[Twisted-web] Re: [Web-SIG] WSGI woes

Thu Sep 16 23:41:31 CEST 2004

[Alan Kennedy]
 >> I suppose I'm talking about the server "pushing" the input through
 >> the middleware stack, whereas you're talking about the application at
 >> the stop of the stack "pulling" the data up through the stack. Is
 >> that right?

[Phillip J. Eby]
 > That's correct, and that's what I'm trying to avoid if at all
 > possible, because it enormously complicates middleware, to the sole
 > benefit of asynchronous apps -- that mostly aren't going to be
 > portable anyway.

Hmmm. Perhaps I'll resort to explaining my idea through code rather than 
text. Here is my take on a putative blocking *and* asynchronous rot-13 
stream encoder.

But before showing you the blocking and async one, I want to show what I 
think the blocking one would look like

class blocking_rot13_streamer:

   def __init__(self, environ, start_response):
     self.in_stream = environ['wsgi.input']
     start_response("200 OK", [('context-type', 'text/plain-rot13')])

   def __iter__(self):
     return self

   def next(self):
     try:
       return self.in_stream.read().encode('rot-13')
     except EndOfStream:
       raise StopIteration

This looks nice and simple to me. The one that works in both async mode 
and blocking mode looks like this

class rot13_streamer:

   def __init__(self, environ, start_response):
     self.in_stream = environ['wsgi.input']
     self.buffer = []
     self.end_of_stream = False
     if environ.has_key('wsgi.async_input_handler'):
       self.async = True
       environ['wsgi.async_input_handler'](self.input_handler)
     else:
       self.async = False
     self.pause_output = environ['wsgi.pause_output']
     start_response("200 OK", [('context-type', 'text/plain-rot13')])

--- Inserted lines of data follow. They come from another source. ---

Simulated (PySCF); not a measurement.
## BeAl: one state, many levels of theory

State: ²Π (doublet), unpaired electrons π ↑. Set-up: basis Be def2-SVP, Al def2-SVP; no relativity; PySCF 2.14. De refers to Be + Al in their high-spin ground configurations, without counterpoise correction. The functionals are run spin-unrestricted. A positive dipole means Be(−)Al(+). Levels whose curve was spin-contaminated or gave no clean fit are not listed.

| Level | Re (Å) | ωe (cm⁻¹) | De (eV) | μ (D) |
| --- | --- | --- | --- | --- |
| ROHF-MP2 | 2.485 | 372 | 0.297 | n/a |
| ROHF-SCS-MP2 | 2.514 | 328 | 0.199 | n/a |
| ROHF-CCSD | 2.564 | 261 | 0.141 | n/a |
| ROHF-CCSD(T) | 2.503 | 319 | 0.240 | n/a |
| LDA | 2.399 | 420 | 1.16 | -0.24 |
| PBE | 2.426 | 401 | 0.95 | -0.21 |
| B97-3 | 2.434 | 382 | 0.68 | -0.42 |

   def input_handler(self):
     try:
       data = self.environ['wsgi.input'].read()
       self.buffer.append(data)
       if self.resume:
         self.resume()
         self.resume = None # Are resumes one-hit or "re-entrant"?
     except EndOfStream:
       self.end_of_stream = True

   def __iter__(self):
     return self

   def next(self):
     if async:
       if self.buffer:
         return self.buffer.pop().encode('rot-13')
       else:
         if self.end_of_stream:
           raise StopIteration
         else:
           self.resume = self.pause_output()
           return ""
     else:
       try:
         return self.in_stream.read().encode('rot-13')
       except EndOfStream:
         raise StopIteration

In this way, there could be a middleware component below the 
rot13_streamer in the stack that, say, does chunked_transfer encoding 
and decoding. It would be the same in form as the above, except that it 
would

1. Change the environ entry for 'wsgi.async_input_handler' to be its own 
callable that records the callback for the next layer up in the stack, 
the rot13_streamer.input_handler.

2. Create its own buffer, into which it will store chunks decoded from 
the input stream. This buffer, e.g. a StringIO, then replaces 
'wsgi.input' in the environ passed to next middleware component up.

3. When chunks arrive from the client, the server calls the dechunker 
input_handler. This reads the (possibly partial) chunk from the stream, 
decodes it and stores it in its StringIO buffer.

4. When it has a complete chunk it calls the input_handler of the next 
component in the stack, which will then read the decoded chunk from its 
wsgi.input stream, i.e. the dechunkers StringIO.

I think that this proposed approach is clean, and not overly complex for 
async or blocking programmers to handle.

But I think we do have to cleanly separate the two. I think there are 
problems associated with trying to run *all* components seamlessly 
across async or blocking servers. I think that middleware components 
that are always going to behave correctly in an async situation will 
have to be designed like that from the ground up. It's dangerous to take 
components written in a blocking environment and run them in an async 
environment.

And lastly, if it is desired to spin jobs into a different thread, e.g. 
the rot-13 job above, then that should be a middleware concern, not the 
WSGI server's. So if a twisted component wants to pass a job to a 
service thread, some other twisted comonent lower down the stack, 
possibly the framework itself, must have already created the 
threads/queues to enable this. The twisted rot-13 component would then 
have very thin methods (run from the server's main thread) which 
interact with the twisted space i.e. transferring data and receiving 
data back through queues, and layer WSGI semantics on those 
interactions, i.e. pause_output, yield result, yield empty_string, etc.

When I described your approach as "pulling data up the stack", I saw a 
bigger difference between the two approaches. I'm thinking now that 
there is little difference between our proposals, except that in mine 
it's the bottom component that gets notified of the input by the server, 
and in yours it's the top component. Though I suppose having the top 
component pulling input from an iterator chain mirrors nicely the 
situation where the server pulls output from an iterator chain.

And my approach basically entails a bunch of nested calls, which might 
be less efficient elegant than if, say, generators were used in an input 
processing chain.

You're right again Phillip :-)

Regards,

Alan.